The teaching of world languages provides a variety of benefits:
- Teaches listening, speaking, reading, writing and culture with emphasis on communication
- Exposes students to the beauty and richness of other languages and civilizations
- Strengthens cognitive thinking skills
- Supports the native language of the student and reinforces English grammar
The ultimate goal of an academic elementary program is to complete successfully the level one high school curriculum. The high schools currently require a world language placement test and/or written recommendation by the student’s world language teacher.
World Language Rationale
To support the current/existing philosophy incorporated in the Diocesan World Language Guidelines, we offer the following rationale:
Research indicates the most successful language learning takes place between birth and age ten to twelve. At this young age, the child will have an easier time of learning and retaining the language. When children study world language, they develop higher cognitive thinking skills. Foreign language study helps students gain a better understanding of the grammar/ structure of their native language. As a result they usually perform better on standardized tests (Terra Nova, HSP/AT, SAT, ACT).

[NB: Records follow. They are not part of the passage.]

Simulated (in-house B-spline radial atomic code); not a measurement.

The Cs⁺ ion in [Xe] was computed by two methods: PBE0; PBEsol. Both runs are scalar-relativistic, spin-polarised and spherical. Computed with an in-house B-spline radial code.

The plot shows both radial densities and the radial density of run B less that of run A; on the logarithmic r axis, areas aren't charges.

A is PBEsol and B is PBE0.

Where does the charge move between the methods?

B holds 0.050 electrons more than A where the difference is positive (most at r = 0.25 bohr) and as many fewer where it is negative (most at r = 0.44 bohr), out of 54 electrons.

Two or three years of world language study in high school do not always provide fluency in a world language. Fluency will more likely be reached if the child has started world language learning much earlier and continues to advanced levels in high school.
Study of a world language creates citizens who will learn to accept, understand and appreciate the diversity of cultures. Thinking globally will help to promote world peace. In our global society, as the world becomes more interdependent, students’ knowledge of world language is crucial for expanded career opportunities. It will also aid in developing responsible citizens of the world community and bring us closer to realizing the Kingdom of God on earth.